When arrayed, columns have the ability to control views and direct the occupants’ perception of the space. As seen in the hypostyle halls of Ancient Egypt or Eisenman’s Berlin memorial, columns only allow fragments of the space to be observed at any one time. While these examples direct the space through the size of column and density of array, by manipulating the columns’ form and their distribution within the field similar effects can be achieved using other techniques.
When columns are distributed in a grid, there are two axes of transparency. As seen in the previous examples, these axes form visual aisles through the space that change as the viewer moves through the array. In order to create an anisotropic space, with only one axis of view, the field has to become non-gridded, apparently random in distribution. The field loses all directional attributes and in response, the columns’ form becomes responsible for creating the directional grain of the space.
Because the field doesn’t have discernible axes, the columns provide the spatial grain and visual orientation. Varying the form of the columns throughout their height allows the grain of the space to change from bottom to top, even as the columns remain vertical. If the grain twists 90 degrees from bottom to top, it creates a field that appears compressed, tall, lifted, or opaque depending on the direction from which it is viewed. Aligning other building elements with the shifting grain is essential to maintaining the effects generated.
The organization of the building as a whole responds to and extends the optics of the columnar field. At the front of the building, a loggia allows the sculpture garden to extend into the site at the ground level. The grain of the columns creates continuity through the building to an outdoor court at the north of the site. At the upper level, the grain operates transversely, connecting the Broad Plaza to the west with the trees on Charles Young Dr. to the east.
As columns take on the grain, they become thin plates. Taking this plate and folding it creates many advantages. First, it stabilizes the plate structurally. Second, it thickens the plate’s profile from oblique views, helping to maintain transparency through the array in one direction while increasing opacity in others. Third, adjusting the folds creates a system of variation that can accommodate different types of program, folding to creating individual workstations, expanding to become wall like and create privacy, or compressing to create transparency. Lastly, the folds create an optical effect that helps multiple columns blend together. As each column takes on a vertically banded rhythm, it helps to blur the boundaries between columns. Because of this, when viewed on the oblique the columns are seen as a single wall rather than a series of individual objects.

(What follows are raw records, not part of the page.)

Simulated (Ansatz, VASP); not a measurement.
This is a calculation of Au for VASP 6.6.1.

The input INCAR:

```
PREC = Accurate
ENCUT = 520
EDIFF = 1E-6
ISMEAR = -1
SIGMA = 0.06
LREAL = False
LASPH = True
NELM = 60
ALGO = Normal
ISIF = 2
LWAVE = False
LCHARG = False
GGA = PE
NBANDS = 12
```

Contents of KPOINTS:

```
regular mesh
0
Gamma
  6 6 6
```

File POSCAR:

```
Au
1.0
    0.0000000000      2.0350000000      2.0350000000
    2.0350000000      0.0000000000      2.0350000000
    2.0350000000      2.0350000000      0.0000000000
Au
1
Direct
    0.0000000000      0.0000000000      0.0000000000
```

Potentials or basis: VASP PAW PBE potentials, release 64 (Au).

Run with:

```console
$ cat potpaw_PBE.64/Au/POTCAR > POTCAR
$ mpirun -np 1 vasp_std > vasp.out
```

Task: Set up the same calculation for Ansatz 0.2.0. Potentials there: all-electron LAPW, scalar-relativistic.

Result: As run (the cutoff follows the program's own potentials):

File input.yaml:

As the largest component of the program, the collections are organized in a bar at the back of the space. This allows the majority of the column filled space to remain a single, open volume. The stacks align with the grain of the field at each level, twisting as they move from bottom to top. This allows the collections to be condensed while still maintaining the field’s transparency through the building. Additional stacks are distributed throughout the ground floor along with study spaces that utilize the unique form of the columns. Within the field, additional volumes are suspended to contain specific program elements, also implying spaces below them. These volumes are reached through a series of catwalks that branch out from the wall of books, also maintaining the grain of each level. As the catwalks snake through the columns, they reveal aisles through the field that are otherwise invisible and exist only on one level. From these floating aisles, viewers are immersed in the shifting grain, free to find the study location that best fits them.